SimonKagstrom / kcov

Code coverage tool for compiled programs, Python and Bash which uses debugging information to collect and report data without special compilation options
http://simonkagstrom.github.io/kcov/
GNU General Public License v2.0
710 stars 109 forks source link

Clear BFD disassembler state between ELF files #392

Closed bossmc closed 1 year ago

bossmc commented 1 year ago

At a high-level, this makes the BFD disassembler forget all state from any previous ELF file that it's parsed when it's setup with a new one. This prevents:

  1. valid addresses from a previous ELF file being spuriously treated as valid in the new one (hopefully doesn't need any more detail)
  2. (in)valid addresses from the new ELF file being "hidden" by section layouts from previous ELFs preventing the addresses from being checked at all (see below for an example)
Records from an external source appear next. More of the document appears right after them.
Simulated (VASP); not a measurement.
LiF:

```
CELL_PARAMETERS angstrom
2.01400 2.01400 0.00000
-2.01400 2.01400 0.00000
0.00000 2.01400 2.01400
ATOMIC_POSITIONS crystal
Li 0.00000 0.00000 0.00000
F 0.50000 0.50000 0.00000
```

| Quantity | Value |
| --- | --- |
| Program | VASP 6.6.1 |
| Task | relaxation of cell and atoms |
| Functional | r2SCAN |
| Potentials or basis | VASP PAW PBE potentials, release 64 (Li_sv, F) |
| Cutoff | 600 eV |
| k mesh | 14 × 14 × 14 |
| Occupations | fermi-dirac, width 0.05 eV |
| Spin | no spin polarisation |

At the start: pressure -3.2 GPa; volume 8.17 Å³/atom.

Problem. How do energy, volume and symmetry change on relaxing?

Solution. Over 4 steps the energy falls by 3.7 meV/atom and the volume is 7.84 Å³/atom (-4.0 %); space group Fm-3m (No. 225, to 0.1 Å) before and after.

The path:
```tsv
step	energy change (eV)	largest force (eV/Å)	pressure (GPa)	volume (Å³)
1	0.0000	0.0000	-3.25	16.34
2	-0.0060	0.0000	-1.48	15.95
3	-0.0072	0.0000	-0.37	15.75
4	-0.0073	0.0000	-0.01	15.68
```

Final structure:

This "forget all previous state" doesn't feel very user-friendly (it means the caller has to do everything it wants to with one ELF before moving on to the next one) but it's consistent with how the elf-parser code works.

Background

I was hitting https://github.com/SimonKagstrom/kcov/issues/102 when covering some (very simple) rust code on Ubuntu Bionic. The bad instruction was occurring in exactly the place mentioned in that issue, in __pthread_enable_asynccancel from libpthread.so, where the ASM source code looks like:

  54         lock
  55         cmpxchgl %r11d, %fs:CANCELHANDLING
  56         jnz     2b

Note that the lock prefix is on a separate line to the cmpxchgl (even though they're two parts of the same operation) and gcc and clang both helpfully insert separate debug info for those two lines, one pointing at the lock prefix opcode and the other pointing at the rest of the instruction.

The BFD disassembler can correctly see that the cmpxchgl is not a valid location to place an int3 since it's not the start of an opcode, so normally this debug address is rejected as an invalid address (at least with --verify). Despite this I was seeing the cmpxchg being replaced with int3 leading to SIG_ILLs.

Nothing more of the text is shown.